Choosing a Device and Creating a Command-Queue

After choosing a platform and creating a context, the next step for the HelloWorld application is to select a device and create a command-queue. The device is the underlying compute hardware, such as a single GPU or CPU. In order to communicate with the device, the application must create a command-queue for it. The command-queue is used to queue operations to be performed on the device. Listing 2.3 contains the CreateCommandQueue() function that chooses the device and creates the command-queue for the HelloWorld application.

The first call to clGetContextInfo() queries the context for the size of the buffer required to store all of the device IDs available on the context. This size is used to allocate a buffer to store the device IDs, and another call is made to clGetContextInfo() that retrieves all of the devices available on the context. Normally, a program would iterate over these devices querying for information to choose the best (or multiple) of the devices. In the HelloWorld sample, the first device is selected. In Chapter 3, we cover how to query devices for information so that you can select the most appropriate device for your application. After selecting the device to use, the application calls clCreateCommandQueue() to create a command-queue on the selected device. The command-queue will be used later in the program to queue the kernel for execution and read back its results.

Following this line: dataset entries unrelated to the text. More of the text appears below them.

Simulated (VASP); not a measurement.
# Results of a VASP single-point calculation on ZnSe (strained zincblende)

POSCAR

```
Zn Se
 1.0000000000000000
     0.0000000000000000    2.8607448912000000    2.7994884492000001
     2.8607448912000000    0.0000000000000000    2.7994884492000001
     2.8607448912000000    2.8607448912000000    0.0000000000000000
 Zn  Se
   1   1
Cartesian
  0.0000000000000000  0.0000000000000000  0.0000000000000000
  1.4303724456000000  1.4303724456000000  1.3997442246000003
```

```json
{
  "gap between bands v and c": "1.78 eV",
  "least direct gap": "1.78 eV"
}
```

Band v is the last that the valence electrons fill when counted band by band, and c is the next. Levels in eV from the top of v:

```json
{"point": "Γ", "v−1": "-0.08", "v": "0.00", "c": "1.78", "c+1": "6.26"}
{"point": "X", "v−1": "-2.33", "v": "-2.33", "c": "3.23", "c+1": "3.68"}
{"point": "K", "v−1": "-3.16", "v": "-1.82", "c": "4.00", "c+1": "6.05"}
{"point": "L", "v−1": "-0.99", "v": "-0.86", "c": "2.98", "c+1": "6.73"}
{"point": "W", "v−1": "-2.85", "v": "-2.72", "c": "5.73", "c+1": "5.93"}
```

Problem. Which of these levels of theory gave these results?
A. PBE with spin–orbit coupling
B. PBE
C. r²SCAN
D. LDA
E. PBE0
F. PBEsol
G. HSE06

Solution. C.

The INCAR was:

Listing 2.3 Choosing the First Available Device and Creating a Command-Queue

cl_command_queue CreateCommandQueue(cl_context context,
                                    cl_device_id *device)
{
    cl_int errNum;
    cl_device_id *devices;
    cl_command_queue commandQueue = NULL;
    size_t deviceBufferSize = -1;

    // First get the size of the devices buffer
    errNum = clGetContextInfo(context, CL_CONTEXT_DEVICES, 0, NULL,
                              &deviceBufferSize);
    if (errNum != CL_SUCCESS)
    {
        cerr << "Failed call to
                 clGetContextInfo(...,GL_CONTEXT_DEVICES,...)";
        return NULL;
    }

    if (deviceBufferSize <= 0)
    {
        cerr << "No devices available.";
        return NULL;
    }

    // Allocate memory for the devices buffer
    devices = new cl_device_id[deviceBufferSize /
                               sizeof(cl_device_id)];
    errNum = clGetContextInfo(context, CL_CONTEXT_DEVICES,
                              deviceBufferSize, devices, NULL);
    if (errNum != CL_SUCCESS)
    {
        cerr << "Failed to get device IDs";
        delete [] devices;
        return NULL;
    }

    // In this example, we just choose the first available device.
    // In a real program, you would likely use all available
    // devices or choose the highest performance device based on
    // OpenCL device queries.

    commandQueue = clCreateCommandQueue(context,
                                        devices[0], 0, NULL);
    if (commandQueue == NULL)
    {
        cerr << "Failed to create commandQueue for device 0";
        return NULL;
    }

    *device = devices[0];
    delete [] devices;
    return commandQueue;
}

Creating and Building a Program Object

The next step in the HelloWorld example is to load the OpenCL C kernel source from the file HelloWorld.cl and create a program object from it. The program object is loaded with the kernel source code, and then the code is compiled for execution on the device attached to the context. In general, a program object in OpenCL stores the compiled executable code for all of the devices that are attached to the context. In the case of HelloWorld, only a single device is created on a context, but it is possible to have multiple devices, in which case the program object will hold the compiled code for each.

In Listing 2.4, the HelloWorld.cl file is loaded from disk and stored in a string. The program object is then created by calling clCreateProgramWithSource(), which creates the program object from the kernel source code. After creating the program object, the kernel source code is compiled by calling clBuildProgram(). This function compiles the kernel for the attached devices and, if successful, stores the compiled code in the program object. If there is any failure during compilation, the build log is retrieved using clGetProgramBuildInfo(). The build log will contain a string with any compiler errors that were produced by the OpenCL kernel compilation.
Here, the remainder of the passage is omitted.